Fortnite esports might look a lot different going forward.
During the World Cup Solo Finals, the Fortnite Championship Series was announced. Few details were given, but all signs point to this being a major shakeup to the structure of the game’s competitive scene.
“Competitive Fortnite isn’t going anywhere. Once Season 9 wraps up and we move on to our next season, we will be debuting the Fortnite Championship Series,” Fortnite caster Sundown said. “This will give players a chance to compete against the best of the best where every single result matters.”
If that sounds vague or confusing, that’s understandable. No real details on the FCS were given and it is unclear what sort of format will be used or how events will be arranged.
Still, there is cause for excitement when it comes to the future of Fortnite esports.
Professional Fortnite players have long struggled with one of the most mismanaged competitive scenes in esports.
Tournaments are consistently mired by controversial rule changes before events, glitches during play, and players venting their frustrations after. This has hit live events including ESL’s Katowice Royale particularly hard, but even Epic Games’ own events consistently wind up having some sort of drama pop up along the way, whether it’s bugs or hardware restrictions.
This has fostered a great deal of frustration with the state of Fortnite esports, which has seen even top stars like Turner “Tfue” Tenney openly mull becoming full-time streamers.

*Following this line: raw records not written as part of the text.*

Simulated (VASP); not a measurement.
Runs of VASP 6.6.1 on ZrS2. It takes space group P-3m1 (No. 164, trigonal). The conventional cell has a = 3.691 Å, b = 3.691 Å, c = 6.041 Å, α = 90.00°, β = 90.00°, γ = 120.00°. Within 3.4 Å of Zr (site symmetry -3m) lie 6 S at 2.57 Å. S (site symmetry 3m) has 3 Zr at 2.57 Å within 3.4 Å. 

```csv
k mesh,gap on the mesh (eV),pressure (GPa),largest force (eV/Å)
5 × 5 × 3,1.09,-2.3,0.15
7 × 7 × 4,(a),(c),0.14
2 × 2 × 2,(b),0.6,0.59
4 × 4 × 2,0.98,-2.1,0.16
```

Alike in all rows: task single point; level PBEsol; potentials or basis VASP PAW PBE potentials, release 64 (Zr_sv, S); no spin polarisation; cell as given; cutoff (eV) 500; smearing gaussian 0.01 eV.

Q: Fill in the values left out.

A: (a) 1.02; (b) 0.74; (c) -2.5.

Likely to start rebuilding those bridges and give a clearer direction to the game, Epic Games hired Overwatch League commissioner Nate Nanzer. Though Nanzer has not announced any specific plans for the future of Fortnite esports, this likely marks the start of his retooling of the game.
The Fortnite Championship Series begins with the launch of Season 10. No release date has been announced but a recent tweet from Epic suggests it might kick off on August 1.